This seems like a lot of trouble and hamburgers I make myself are always good but I might just try this chef's method sometimes. http://www.businessinsider.com/how-to-make-hamburger-patties-2015-6
If I had to make a burger for a Michelin four-star chef or face execution, I might do all that shit. But the people I make burgers for would never notice the difference between that and plain 80/20 ground beef hand-formed into a patty.
My burgers are 50/50 beef and bacon. I run the cheap, lean cuts and the bacon through the grinder. Add a shit load of blue cheese for the orgasmo effect. Hit em with a little mustard and smoke on the grill. paired with tecate off the ice and it's white boy day.
Then just buy some fresh ground meat and don't over cook them. It's not hard to make great burgers on the grill.
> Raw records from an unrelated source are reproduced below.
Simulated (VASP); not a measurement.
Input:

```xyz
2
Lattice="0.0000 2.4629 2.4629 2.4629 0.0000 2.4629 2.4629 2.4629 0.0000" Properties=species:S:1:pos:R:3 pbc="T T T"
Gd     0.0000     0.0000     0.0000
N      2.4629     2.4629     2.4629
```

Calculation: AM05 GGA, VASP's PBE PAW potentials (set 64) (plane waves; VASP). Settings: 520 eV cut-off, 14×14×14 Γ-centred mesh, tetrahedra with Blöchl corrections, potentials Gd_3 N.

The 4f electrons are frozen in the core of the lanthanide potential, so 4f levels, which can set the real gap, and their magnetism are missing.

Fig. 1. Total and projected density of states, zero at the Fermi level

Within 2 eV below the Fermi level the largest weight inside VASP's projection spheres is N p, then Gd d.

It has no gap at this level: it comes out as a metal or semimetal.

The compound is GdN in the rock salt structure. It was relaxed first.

Hamburgers are meant to be cooked in their own juices. On a grill the fat drips down and often the result is a dry patty. Try cooking them in an iron skillet on the grill. They will cook in their own fat and you still get the smokey flavor
You can dry them out no matter how you cook them. The key is to seer the outside helping seal in the natural juices and then cook them until they are cooked in the middle but not hockey pucks.
i think most people do this better on a grill than in a pan or on a griddle. People seem tempted mash that patty down with the spatula and squeeze out the juices and that makes them dry even if they sear them well.